Using SFSpeechRecognizer offline, on device, and uninterrupted

Danny Bolella
Oct 2 · 7 min read

This project is dedicated to my Dad, who overcomes his own hearing loss every day and inspires me to write code that can improve accessibility in tech.

Recently, I got pretty pumped about the changes to SFSpeechRecognizer Apple put this year. The game-changer is that it now has the capability to run locally on the device: no internet connection needed. This means that:

  • Users no longer need to worry about using data when mobile
  • Privacy FTW — everything is done locally instead of going back and forth with some server out there
  • There’s less of a transcription delay, especially in realtime
  • No longer restricted to only transcribing one minute of audio for a limited number of times a day. It’s unlimited (or until your voice gives out or your battery dies)

This is big news for speech-to-text, accessibility, and speech technology in general.


Use Case

Having grown up in a household that usually watched TV with the closed captioning (CC) turned on, it made perfect sense to make that my focus to test SFSpeechRecognizer’s latest updates. When thinking about how CC is done, recorded programs usually have prepared text for airing, while live events, like sports or the news, have someone doing live transcribing.

The goal, then, would be to replace that system by making an app to transcribe video (in our case pre-recorded) in real-time. This has already been done on iOS, but this time it would be without any network delay, data usage, or restrictions of transcription length.

Also, as a final challenge, I wanted to do this in SwiftUI. It’s not a must for this project, but I’ve been using it for the past couple of months (check out my profile for all of my articles on SwiftUI) and wanted to experiment with working with AV.

Complete disclosure: I ended up building on other people’s work. What’s awesome about that was that they turned out to all be part of a chained evolution — building off each other. I ended up just being the latest iteration of that progress and the results turned out fantastic!
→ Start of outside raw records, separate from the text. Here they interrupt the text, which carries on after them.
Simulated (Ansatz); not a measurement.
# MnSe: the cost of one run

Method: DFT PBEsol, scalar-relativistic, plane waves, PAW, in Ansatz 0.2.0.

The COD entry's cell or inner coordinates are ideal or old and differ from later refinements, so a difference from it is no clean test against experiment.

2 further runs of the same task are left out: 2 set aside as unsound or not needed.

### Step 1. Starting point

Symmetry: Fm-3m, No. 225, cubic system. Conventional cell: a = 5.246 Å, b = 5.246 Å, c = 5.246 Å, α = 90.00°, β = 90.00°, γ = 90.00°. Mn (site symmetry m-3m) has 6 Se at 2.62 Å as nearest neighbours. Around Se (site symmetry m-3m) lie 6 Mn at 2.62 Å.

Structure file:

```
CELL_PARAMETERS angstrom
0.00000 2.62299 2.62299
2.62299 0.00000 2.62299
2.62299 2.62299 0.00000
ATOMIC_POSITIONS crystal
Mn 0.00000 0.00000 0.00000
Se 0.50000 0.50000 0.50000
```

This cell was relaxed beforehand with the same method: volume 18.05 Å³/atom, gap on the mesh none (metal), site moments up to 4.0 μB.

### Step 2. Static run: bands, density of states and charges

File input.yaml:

But just to be fair and give credit where it’s due, I’ll reference them by name and with links throughout this piece.


How It Works

Here’s the source code for the project if you want to follow along on Github or on your IDE. Otherwise, I’ll include relevant gists along the way.

The first thing was to understand how SFSpeechRecognizer works and what it needs to do its thing. The docs tell us that for real-time recognition we will need to create a SFSpeechAudioBufferRecognitionRequest that will take an audio buffer (either AVAudioPCMBuffer or CMSampleBuffer). We then pass our request as a parameter for recognitionTask and set a completion handler where we should expect to get a SFSpeechRecognitionResult.

private let speechRecognizer = SFSpeechRecognizer(locale: Locale(identifier: "en-US"))!
private var recognitionRequest: SFSpeechAudioBufferRecognitionRequest?
private var recognitionTask: SFSpeechRecognitionTask?

private func setupRecognition() {
let recognitionRequest = SFSpeechAudioBufferRecognitionRequest()

recognitionRequest.shouldReportPartialResults = true
recognitionTask = speechRecognizer.recognitionTask(with: recognitionRequest) { [weak self] result, error in
result!.bestTranscription.formattedString
}

self.recognitionRequest = recognitionRequest
}

Simple enough so far. Now I just needed to find the audio buffer for the video, which, as it turns out, was not so simple.


Tapping the A from V in an AVAsset

There was quite a trail to follow in order to connect the dots/repos. Photo by William Iven on Unsplash

My journey figuring out how to access the buffer had started with this repo by Sash Zats. This was the first project I found that used SFSpeechRecognition on a video buffer. As I explored his work, he left a comment about how he got help from a few Apple engineers to modify an MTAudioProcessingTap Sample by Apple (written in Obj-C) to get a CMSampleBuffer, which he then passed to a delegate to be consumed.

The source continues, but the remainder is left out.